I think the real question is: Do I want my network, or the networks I use, to have middleboxes?

Grasping

I am trying to grasp a new area of study, network architecture. I appreciate Dr. Zappala's approach to helping us do that. So, what have I actually learned? Also, what avenues do I think might be promising for future research? It is interesting to me that as a graduate student I am asked to begin to comprehend an entirely new area of computer science, and at the same time throw out some ideas for possibly contributing to the area. I like the challenge. Maybe that is why I am a graduate student.

I tend to like network architecture ideas which emphasize small interchangeable parts, rather than large-scale integrated solutions. In my mind, large integrated solutions belong to the networks which connect to the internet. The internet itself should be dedicated to providing basic communications between disparate networks.

It seems that many ideas we have studied are an attempt to solve problems of typical users. In my mind, the problems of typical users should be solved by specific networks which cater to typical users. The internet should be treated separately from the networks which connect to it. Otherwise, we treat the internet as a single inflexible behemoth.

Friday, September 3, 2010

Branding

The paper, A Data-Oriented (and Beyond) Network Architecture, proposes to replace well known internet names, like www.google.com, with long names which are not human readable. As a newbie to this field I appreciate the paper for the exposure it provides to related work. Routing by name and anycast seem to be important.

I'm sure there are a lot of things to learn from this work. However, my gut reaction is that the idea of getting rid of human readable names will never ever work. Those names are too valuable. An internet name is essentially a brand. Brands can have a lot of value. This issue of internet naming is a financial issue, as well as a networking issue. Naming is also an important human computer interaction issue.

To me, naming is what abstracts the data from the specific host from which it may be obtained. When I type in a name, I expect a service, and I don't care which specific host provides it. I do expect the name to be persistent. And it generally is.

The new approach to naming proposed in this paper is intended to improve persistence of names for data or services. It seems to me that the proposed changes to naming may actually make names less persistent than they are today. The new names are associated with public-private key pairs. This means that if the key changes, then the name is no longer valid.

Wednesday, September 1, 2010

First Impressions on a Data-Oriented Network Architecture

The paper assigned for tomorrow is A Data-Oriented (and Beyond) Network Architecture. I've decided to share some of my first impressions, though my opinions are subject to change after our discussion in class tomorrow.

My first thought is that the paper doesn't seem to propose as much of a "clean-slate" as it promises in the introduction. Is this architecture really intended to completely replace DNS? It seems to say that I will need to have a bookmark to get to any site (p.3). How would I get to a search engine to find other sites? How would I get to a site that isn't indexed by search engines? How would I follow up on, say, a radio advertisement? Additionally, if the object names are based on a hash of the principal's public key, what happens when the key expires (typically keys are valid for about a year)? If users consider DONA names less usable than DNS names, then this would limit the usefulness of the new system.
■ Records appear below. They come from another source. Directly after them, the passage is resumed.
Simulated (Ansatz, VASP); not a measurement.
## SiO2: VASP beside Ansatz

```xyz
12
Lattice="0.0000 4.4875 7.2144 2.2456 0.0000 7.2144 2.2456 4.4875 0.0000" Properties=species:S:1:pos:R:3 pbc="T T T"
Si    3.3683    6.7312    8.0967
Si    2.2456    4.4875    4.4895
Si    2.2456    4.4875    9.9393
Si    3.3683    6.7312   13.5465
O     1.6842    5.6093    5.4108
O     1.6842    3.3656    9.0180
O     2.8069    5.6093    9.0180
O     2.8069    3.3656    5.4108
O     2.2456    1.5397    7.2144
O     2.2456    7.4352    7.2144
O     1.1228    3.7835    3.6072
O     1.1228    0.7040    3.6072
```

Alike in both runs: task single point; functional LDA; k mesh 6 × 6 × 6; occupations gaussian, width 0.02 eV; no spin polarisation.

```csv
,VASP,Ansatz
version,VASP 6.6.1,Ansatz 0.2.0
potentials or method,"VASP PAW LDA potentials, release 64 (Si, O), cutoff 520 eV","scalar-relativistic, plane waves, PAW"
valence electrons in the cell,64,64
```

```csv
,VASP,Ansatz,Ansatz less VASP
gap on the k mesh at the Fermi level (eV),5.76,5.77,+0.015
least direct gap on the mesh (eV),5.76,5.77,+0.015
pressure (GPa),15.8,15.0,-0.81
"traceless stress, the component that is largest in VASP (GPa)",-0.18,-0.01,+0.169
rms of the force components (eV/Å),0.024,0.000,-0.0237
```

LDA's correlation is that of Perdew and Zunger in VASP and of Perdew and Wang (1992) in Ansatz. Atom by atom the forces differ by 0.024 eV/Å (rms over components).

On a lower level, the paper implies that HTTP would be rebuilt on top of DONA, but there aren't enough specifics that I would know what this looks like. At one point, it mentions that the URL would not be needed because the name is taken care of by DONA (p.5), but at another point it states that a principle may choose to just name her web site or name her web site and each page within it (p.3). It's hard to tell just how revolutionary the design is intending to be. Would it work alongside DNS and HTTP, or would it really be a complete replacement?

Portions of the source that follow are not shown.